Fort Street bisects an area that was transformed by substantial industrial development during the early twentieth century as Detroit established its reputation as the Motor City. An undated newspaper clipping in the Burton Historical Collection at the Detroit Public Library commented on the "passing of Fort Street West": "Once a social center, it is now a great business artery whose splendid mansions have given way before the march of industrial progress." The Fort Street Viaduct passes over a broad expanse of rail tracks just west of the Rouge River, the spine of Detroit's heavy industry. Companies concentrated factories and warehouses along these efficient transportation corridors. The Ford Motor Company's world-famous Rouge River plant, established in 1917 and significantly expanded in the early to mid-1920s, is just upstream from the Fort Street river crossing. Because of its strategic location, Fort Street was one of the routes chosen in the 1920s to serve as a "superhighway," a system of roads upgraded by the city, county and state to facilitate car and truck access to and through the Detroit area. Superhighways featured 204-foot right-of-ways, central medians, and lighting.
As vehicular traffic volume grew during the early twentieth century, railroad-highway intersections were increasingly the source of travel delays and accidents. Plans to separate the grades at major crossings were made public in March 1928, when the Wayne County Road Commission announced an agreement with the Wabash Railway and the Michigan State Highway Department for a five-year improvement program. The railway pledged to contribute half of the $2 million cost, with the state and county dividing the remainder. The Fort Road project was the first to be tackled under the agreement. The Michigan Central and Pennsylvania railroads joined the Wabash Railway in the effort, each agreeing to provide $200,000. Another party to the project was the city of Detroit, which had recently annexed the area, formerly the village of Oakwood. The project's substantial cost and other design considerations resulted in a protracted planning process, during which at least seven alternatives were considered. The structure was required to permit passage of twelve railroad tracks at an oblique angle to Fort Street, as well as two city streets. To accommodate the two 40-foot paved traffic surfaces of the Fort Superhighway, the overpass had to have at least an 80-foot roadway. Aesthetics and safety were also of concern. The Wayne County Road Commission's 1927-1928 annual report explained that the design would include an "ornamental concrete handrail" supporting "ornamental concrete lamp posts" so that "the entire project will be adequately and beautifully lighted." Construction began in summer 1928, and was completed in 1930. Wayne County's annual report for the fiscal year ending in August 1930 boasted that the viaduct "is a distinct improvement to this section of the City."

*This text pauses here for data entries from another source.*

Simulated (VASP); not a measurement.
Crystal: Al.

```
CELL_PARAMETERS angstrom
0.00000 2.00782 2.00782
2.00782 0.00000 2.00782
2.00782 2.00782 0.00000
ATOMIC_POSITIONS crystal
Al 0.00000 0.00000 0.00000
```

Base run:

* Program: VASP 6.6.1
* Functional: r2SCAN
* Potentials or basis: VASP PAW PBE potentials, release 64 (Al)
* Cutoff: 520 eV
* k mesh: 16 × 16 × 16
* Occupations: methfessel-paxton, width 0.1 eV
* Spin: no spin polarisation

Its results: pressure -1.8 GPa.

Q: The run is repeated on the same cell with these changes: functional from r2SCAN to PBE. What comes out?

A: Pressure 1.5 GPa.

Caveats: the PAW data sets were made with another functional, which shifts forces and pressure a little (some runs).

The Fort Street Viaduct is noteworthy for its design and size. When the Fort Street Viaduct opened, it was one of only three vehicular overpasses of the 33 road-railroad grade separations in Wayne County. It was usually cheaper to build a railroad bridge and have the street below; highway overpasses were only used when the number of tracks would require construction of a lengthy subway. Of the three Wayne County overpasses, one was a 400-foot-long structure with a 36-foot-wide roadway; another, which carried a 27-foot roadway, extended 1,700 feet. The Fort Street Viaduct, stretching 2,800 feet and providing an 80-foot roadway, was by far the most ambitious structure. As such, it exemplifies the grade separation program that grew in importance in the 1920s as planners sought to promote highway safety and decrease congestion.
While the urn-shaped balusters of the original railing have been replaced by solid concrete panels, the other components of the railings remain intact, including the octagonal lamp posts. Given the scale of this structure and the nature of its significance, the loss of the balusters is unfortunate, but is not a major detriment to its integrity.